Saturday, November 04, 2006

It's Plastic

Today

This morning Paul woke up and demanded toast & marmalade & frothy coffee for breakfast. "We've no bread", I warned "But I'll pop up to the shop to get some. Do they sell bread?" "Yes, as it's a Saturday", replied Paul. Not waiting to find out why the residents of the village only seem to want bread on Saturday I duly popped.

Started to prepare the toast. Paul complained that the bread was plastic. "All they had, I'm afraid," I replied and got on with the job.

In My Day

On one occasion, when I was about 10, we had a jaunt to the Maritime Museum at Greenwich. Greenwich was a little out of our normal beat and it was quite a lengthy journey by bus to get there.

I remember little about the museum, save that it was in quite grand surroundings, but I do remember stopping at a little cafe for afternoon tea.

That was in the days when they gave you bread and butter with your tea. The bread was composed of pretty well perfect rectangles, soft, thin and uniformly sliced. Mamma marvelled. "This bread is wonderful", she enthused "Where did you get it?"

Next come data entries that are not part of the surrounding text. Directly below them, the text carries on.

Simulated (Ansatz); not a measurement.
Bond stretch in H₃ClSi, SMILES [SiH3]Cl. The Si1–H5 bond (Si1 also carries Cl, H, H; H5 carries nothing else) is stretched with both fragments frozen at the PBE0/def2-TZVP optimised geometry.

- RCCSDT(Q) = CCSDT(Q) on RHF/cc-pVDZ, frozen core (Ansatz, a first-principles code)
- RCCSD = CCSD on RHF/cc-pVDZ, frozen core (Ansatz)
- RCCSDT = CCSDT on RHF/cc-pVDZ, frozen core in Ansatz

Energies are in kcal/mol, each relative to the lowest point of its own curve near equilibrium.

"Ah!", said the waitress, "It's Wonderloaf." And she brought out a packet to show us. Mamma touched the waxy packaging and the softness - not a hint of a crust. And so beautifully thin. Wonderful for cucumber sandwiches, no crusty bits to struggle with, no bread knife to wield. Wonderloaf indeed.

Which is what we ate from from that time on.

Despite the snobbery (and I can put away a bit of sundried tomato ciabata with the best of them), I rather enjoyed my plastic bread, toasted, with low-fat butter and extremely good French plum jam.